Born 1974 in Tehran, Iran, residing in Zurich

The imaginative world of Shirana Shahbazi is often morbid and clearly made up of kitsch, but it is art all the same. Why is this? This artist who was born in Tehran, grew up in Germany, and lives in Zurich, was originally a photographer. Influenced by the German school of pragmatic photography, represented by Bernd and Hilla Becher in Düsseldorf, Shahbazi focuses her lens on the random pedestrian, on the countryside, cities, as well as surfaces arranged with coloured paper that produce abstract photos. The author became known for her still-life photos of skilfully arranged fruit, flowers, pearl necklaces and shells. Unique to the colourful compositions were her shots of colourful butterflies or minerals on monochromatic backgrounds, such as pink. Although shot with an analogue camera, these photos show an unusual, almost abstract ornamentality that in some way resembles the blazing patterns of oriental rugs, and on the other hand, the Baroque sheen familiar in paintings by Dutch painters of the 17th century. Shahbazi, always starting from photographs, has Iranian billboard artists paint huge billboards based on her photos, where it is sometimes difficult to tell if it is a painting or a photo. And she sometimes commissions Persian weavers to weave the motifs from her photos on the surface of rugs.

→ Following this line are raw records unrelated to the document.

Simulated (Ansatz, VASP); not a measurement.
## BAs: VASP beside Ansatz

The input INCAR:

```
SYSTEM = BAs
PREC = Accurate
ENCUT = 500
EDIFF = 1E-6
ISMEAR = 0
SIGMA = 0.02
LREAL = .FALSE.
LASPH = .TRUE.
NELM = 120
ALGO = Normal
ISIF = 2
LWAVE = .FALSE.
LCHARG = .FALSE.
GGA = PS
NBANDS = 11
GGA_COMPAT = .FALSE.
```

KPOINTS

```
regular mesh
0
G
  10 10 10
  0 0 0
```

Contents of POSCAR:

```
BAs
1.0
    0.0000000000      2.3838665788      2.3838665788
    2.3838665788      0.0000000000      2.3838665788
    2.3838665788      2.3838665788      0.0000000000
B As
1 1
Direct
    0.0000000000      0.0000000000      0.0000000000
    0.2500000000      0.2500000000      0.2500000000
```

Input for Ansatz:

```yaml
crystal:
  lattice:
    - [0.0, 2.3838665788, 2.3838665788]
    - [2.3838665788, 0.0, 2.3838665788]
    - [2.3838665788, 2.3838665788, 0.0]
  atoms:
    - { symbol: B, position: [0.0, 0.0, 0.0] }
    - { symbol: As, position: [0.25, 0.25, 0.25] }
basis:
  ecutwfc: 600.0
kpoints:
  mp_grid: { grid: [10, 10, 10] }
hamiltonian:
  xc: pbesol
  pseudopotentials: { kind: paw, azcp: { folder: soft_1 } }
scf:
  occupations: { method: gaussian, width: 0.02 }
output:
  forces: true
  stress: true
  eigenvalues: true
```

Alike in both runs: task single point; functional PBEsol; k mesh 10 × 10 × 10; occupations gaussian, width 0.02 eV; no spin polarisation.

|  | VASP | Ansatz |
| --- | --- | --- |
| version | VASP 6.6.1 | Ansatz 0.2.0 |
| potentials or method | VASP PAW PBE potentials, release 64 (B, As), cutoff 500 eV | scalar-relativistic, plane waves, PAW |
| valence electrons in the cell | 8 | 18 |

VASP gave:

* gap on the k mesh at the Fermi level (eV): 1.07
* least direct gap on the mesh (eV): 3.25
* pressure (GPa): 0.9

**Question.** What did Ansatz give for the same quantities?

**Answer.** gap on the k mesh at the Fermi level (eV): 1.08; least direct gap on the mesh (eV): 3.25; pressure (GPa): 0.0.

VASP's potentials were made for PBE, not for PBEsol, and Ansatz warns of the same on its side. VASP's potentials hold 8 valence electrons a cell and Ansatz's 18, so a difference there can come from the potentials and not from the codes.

Shahbazi’s motifs, appearing on radiant red, yellow or blue backgrounds, are alluring and fascinating. In such a way, they are similar to advertisement photographs, appealing to the hedonism of the contemporary consumer. These motifs are also explicit in their symbolic testimonies. The lustre of pearls, the transience of blooms and fruit, and the morbidity of skulls that often appear in her compositions were all motifs of paintings in the 17th century reminding us of human mortality. Memento mori – Remember your mortality – and this is all just a transient sheen. Nevertheless, it is a sheen that fascinates – in fact, the testimony of Shahbazi’s pictures that she skilfully exhibits could be formulated in such a way. It is as if the horror of mortality and the alluring sheen that helps us forget about this mortality emanate from this world at the same time. And because they confront the audience with this paradox, Shahbazi’s carefully constructed photos are real art. Shahbazi explains, “Photography always moves between authenticity, construction, and choice, which is an act of balancing that makes up the artistic medium of photography for me.”